Scott follows in the footsteps of a legend. After overseeing one final signing day class among his players, Robicheaux retired in February after leading Destrehan to a state runner-up finish in 2019. Robicheaux was the architect of two undefeated state championship runs, in 2007 and 2008, several unbeaten regular seasons and an overall won-loss record of 186-41.
Scott called it an honor to be chosen to lead a program that has enjoyed a rich coaching tradition.
“I’m extremely humbled and excited,” Scott said. “Just thinking about so many great coaches who have preceded me here. I was fortunate enough to work for two of those guys in Coach Robicheaux and Coach (Tim) Rebowe (at Nicholls State). It’s truly a privilege.”
An Algiers native, Scott’s tenure at Ehret was his second head coaching position on the West Bank of New Orleans, his first coming at West Jefferson from 2008 to 2013 where the Buccaneers won two district championships and qualified for the state playoffs six times.
The move to Destrehan brings him back to his current home. He resides in St. Charles Parish with his wife Jarelle and three children Jackson, 13, Chandler, 9 and Ava, 6.
While he’s coached several members of the Wildcats who were freshmen during his assistant coaching tenure at DHS, he said he’s taking it as effectively starting over with everyone – people change, and he won’t take those relationships for granted.
“We don’t have that true connection just yet. I’ll be walking through that process of introducing myself to them all over again. My job is to establish those relationships,” he said.

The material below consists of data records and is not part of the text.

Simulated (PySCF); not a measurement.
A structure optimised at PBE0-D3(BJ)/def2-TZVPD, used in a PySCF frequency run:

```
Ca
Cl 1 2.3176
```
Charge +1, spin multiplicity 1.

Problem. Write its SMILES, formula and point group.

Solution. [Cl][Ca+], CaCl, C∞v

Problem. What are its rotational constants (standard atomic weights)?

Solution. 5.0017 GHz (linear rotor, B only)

As a coach with a strong defensive background, he believes the success his teams have enjoyed on that side of the ball come down to old school, tried and true fundamentals.
“The effort has to be all the way up. We have to be great tacklers, and we have to take the ball away and provide extra opportunities for our offense. It’s all about technique, execution and tackling … it’s the same at every level,” Scott said.
But he spoke of off the field success at an even greater standard.
“To produce upstanding members of community, first and foremost, is the goal,” Scott said.
“Our primary goal of coaches is to help guide young men through these formative years. In terms of what I bring, I think I’m young enough to understand kids … I listen to their some of their music, stuff like that, and I can identify with kids … but I also have old school morals and values. I believe in the same core values that have been established throughout the years at Destrehan. Those won’t change.”